Page MenuHomePhabricator

Kerberos-run-command doesn't work with spark-submit [workaround]
Closed, ResolvedPublic5 Estimated Story Points

Description

We've run a bunch of times into this issue when submitting a druid ingestion spark job with kerberos-run-command. When running the following command:

sudo -u analytics kerberos-run-command analytics spark2-submit --class org.wikimedia.analytics.refinery.job.HiveToDruid --master yarn --deploy-mode cluster --conf spark.driver.extraClassPath=/usr/lib/hive/lib/hive-jdbc.jar:/usr/lib/hadoop-mapreduce/hadoop-mapreduce-client-common.jar:/usr/lib/hive/lib/hive-service.jar --files /etc/hive/conf/hive-site.xml,/home/fdans/properties --conf spark.dynamicAllocation.maxExecutors=64 --driver-memory 8G /srv/deployment/analytics/refinery/artifacts/org/wikimedia/analytics/refinery/refinery-job-0.0.105.jar --config_file properties --since 2020-02-01T00:00:0 --until 2020-02-02T00:00:00

Kerberos-run-command will throw the following error:

Traceback (most recent call last):
  File "/usr/local/bin/kerberos-run-command", line 82, in <module>
    main()
  File "/usr/local/bin/kerberos-run-command", line 78, in main
    subprocess.call(cmd)
  File "/usr/lib/python3.5/subprocess.py", line 247, in call
    with Popen(*popenargs, **kwargs) as p:
  File "/usr/lib/python3.5/subprocess.py", line 676, in __init__
    restore_signals, start_new_session)
  File "/usr/lib/python3.5/subprocess.py", line 1282, in _execute_child
    raise child_exception_type(errno_num, err_msg)
OSError: [Errno 8] Exec format error

This problem can be easily worked around by putting the spark-submit command inside an sh file with a shebang like this:

#!/bin/bash
spark2-submit --class org.wikimedia.analytics.refinery.job.HiveToDruid --master yarn --deploy-mode cluster --conf spark.driver.extraClassPath=/usr/lib/hive/lib/hive-jdbc.jar:/usr/lib/hadoop-mapreduce/hadoop-mapreduce-client-common.jar:/usr/lib/hive/lib/hive-service.jar --files /etc/hive/conf/hive-site.xml,/home/fdans/properties --conf spark.dynamicAllocation.maxExecutors=64 --driver-memory 8G /srv/deployment/analytics/refinery/artifacts/org/wikimedia/analytics/refinery/refinery-job-0.0.105.jar --config_file properties --since 2020-02-01T00:00:0 --until 2020-02-02T00:00:00

And just running the script like this:

sudo -u analytics kerberos-run-command analytics /home/fdans/loading-data-1-liner.sh

So it's not an urgent fix or anything, but I wonder if with other use cases the workaround might not be as straightforward.

Event Timeline

Milimetric moved this task from Incoming to Operational Excellence on the Analytics board.
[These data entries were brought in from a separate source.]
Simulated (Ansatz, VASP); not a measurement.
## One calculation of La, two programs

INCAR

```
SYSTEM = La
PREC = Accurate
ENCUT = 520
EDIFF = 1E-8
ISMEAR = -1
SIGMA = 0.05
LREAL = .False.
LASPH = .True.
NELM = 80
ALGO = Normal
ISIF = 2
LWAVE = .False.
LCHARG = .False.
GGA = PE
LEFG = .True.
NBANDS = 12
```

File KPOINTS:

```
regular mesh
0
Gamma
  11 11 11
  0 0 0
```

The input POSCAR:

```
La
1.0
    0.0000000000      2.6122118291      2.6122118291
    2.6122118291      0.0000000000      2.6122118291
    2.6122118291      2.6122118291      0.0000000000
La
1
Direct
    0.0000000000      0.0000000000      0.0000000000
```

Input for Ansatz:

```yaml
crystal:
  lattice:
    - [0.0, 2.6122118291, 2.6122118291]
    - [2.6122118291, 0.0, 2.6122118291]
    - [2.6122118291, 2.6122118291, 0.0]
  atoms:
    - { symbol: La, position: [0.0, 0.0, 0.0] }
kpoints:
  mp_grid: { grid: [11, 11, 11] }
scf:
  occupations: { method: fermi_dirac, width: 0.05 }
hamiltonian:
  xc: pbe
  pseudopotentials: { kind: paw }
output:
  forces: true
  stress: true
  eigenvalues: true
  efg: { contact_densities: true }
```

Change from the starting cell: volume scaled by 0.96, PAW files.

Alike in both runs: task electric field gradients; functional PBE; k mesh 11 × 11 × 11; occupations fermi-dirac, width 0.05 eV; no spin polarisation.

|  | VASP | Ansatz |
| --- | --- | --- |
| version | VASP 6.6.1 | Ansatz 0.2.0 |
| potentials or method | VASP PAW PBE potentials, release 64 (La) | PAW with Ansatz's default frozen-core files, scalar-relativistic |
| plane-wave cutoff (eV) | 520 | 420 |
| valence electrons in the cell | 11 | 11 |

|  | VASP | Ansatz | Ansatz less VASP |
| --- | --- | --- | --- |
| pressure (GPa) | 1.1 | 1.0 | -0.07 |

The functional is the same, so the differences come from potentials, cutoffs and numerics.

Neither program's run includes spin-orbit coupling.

Change 595859 had a related patch set uploaded (by Elukey; owner: Elukey):
[operations/debs/spark2@debian] Add bash shabang to all bin scripts

https://gerrit.wikimedia.org/r/595859

Change 595859 merged by Elukey:
[operations/debs/spark2@debian] Add bash shabang to all bin scripts

https://gerrit.wikimedia.org/r/595859

Mentioned in SAL (#wikimedia-analytics) [2020-05-13T06:47:33Z] <elukey> upgrade spark2 on stat1004 - canary host - T250161

Just tried sudo -u analytics-privatedata kerberos-run-command analytics-privatedata spark2-submit on stat1004 and the exec format error is gone. Let's test the package just to be sure that everything is ok and roll it out on all client nodes.

Change 596142 had a related patch set uploaded (by Elukey; owner: Elukey):
[operations/debs/spark2@debian] Update version in changelog for Buster and update README

https://gerrit.wikimedia.org/r/596142

Change 596142 abandoned by Elukey:
Update version in changelog for Buster and update README

Reason:
Seems not needed!

https://gerrit.wikimedia.org/r/596142

Mentioned in SAL (#wikimedia-analytics) [2020-05-13T13:46:45Z] <elukey> upgrade spark2 on all stat100x hosts - T250161

elukey set the point value for this task to 5.May 13 2020, 2:09 PM
elukey moved this task from Next Up to Done on the Analytics-Kanban board.
Nuria set Final Story Points to 5.